Mitch Kapor's open source PIM to use wxPython

Mitch Kapor's Open Source Applications Foundation has emerged into blogspace, where Mitch says he'll chronicle its progress. The first project: a powerful, easy-to-use personal information manager for Linux, Windows, and Mac. Mitch writes:

At this point, a small team has spent the better part of a year thinking through the problem space and developing the fundamentals of our approach and has just begun writing the production code. We've made a number of fundamental decisions about the architecture and have arrived at a preliminary set of features. Andy Hertzfeld has built a terrific prototype which enabled us to explore lots of new ideas.

Sounds encouraging. This will be an open source project. And, of particular interest to me, the software platform is wxWindows/ wxPython. Spot on! Way back in 1999, I said in a column:

I notice that Mahogany is built using wxWindows, an open-source cross-platform GUI framework built in C++. Mahogany achieves its scriptability by embedding a Python interpreter within itself, and then supplying some Python glue modules that expose parts of the Mahogany API to Python.

As the Mahogany docs note, and as is typical of this approach to embedded scripting:

Python has access to Mahogany's internal class hierarchy. At present we supply interface definitions and Python modules for only a small number of classes, however if there is need for more classes being supported, we can easily extend the list - please ask us if you want more support!

It appears that there might be another way to skin this cat. There's another open-source product, wxPython , which encapsulates wxWindows in Python. It enables interpretive, scripted development of wxWindows applications.

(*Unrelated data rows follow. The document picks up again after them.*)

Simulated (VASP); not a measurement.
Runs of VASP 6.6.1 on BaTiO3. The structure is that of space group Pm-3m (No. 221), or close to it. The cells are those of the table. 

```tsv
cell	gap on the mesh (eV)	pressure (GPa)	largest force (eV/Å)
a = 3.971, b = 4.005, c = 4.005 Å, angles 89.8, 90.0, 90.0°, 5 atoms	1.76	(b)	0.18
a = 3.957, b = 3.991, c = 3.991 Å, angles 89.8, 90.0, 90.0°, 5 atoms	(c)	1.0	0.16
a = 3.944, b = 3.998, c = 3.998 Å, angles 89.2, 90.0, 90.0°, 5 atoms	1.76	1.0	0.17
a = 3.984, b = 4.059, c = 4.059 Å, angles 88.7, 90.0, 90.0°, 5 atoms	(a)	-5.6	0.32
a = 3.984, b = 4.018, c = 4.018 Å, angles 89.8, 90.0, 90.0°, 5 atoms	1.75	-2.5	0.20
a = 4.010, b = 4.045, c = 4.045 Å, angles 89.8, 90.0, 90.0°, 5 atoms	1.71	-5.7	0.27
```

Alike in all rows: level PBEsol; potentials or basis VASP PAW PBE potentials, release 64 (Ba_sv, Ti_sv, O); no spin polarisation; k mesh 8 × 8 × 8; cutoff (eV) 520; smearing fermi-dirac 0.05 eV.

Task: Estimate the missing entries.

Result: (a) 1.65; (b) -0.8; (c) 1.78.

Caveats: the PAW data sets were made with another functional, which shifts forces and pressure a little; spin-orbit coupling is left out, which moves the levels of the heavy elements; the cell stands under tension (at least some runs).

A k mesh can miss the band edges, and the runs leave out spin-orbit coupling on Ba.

This raises the question: why isn't Mahogany a wxPython app, rather than a C++ app that embeds Python? If it were, no extra interface work would be needed to script-enable Mahogany, and it would be a radically programmable application.

Ever since then, I've wondered: why can't a scripting language drive a major, user-facing, GUI-intensive application? In theory, the use of a dynamic high-level language would release a lot of creative energy into a space that is desperately in need of it. In practice...well, that's what we're about to find out.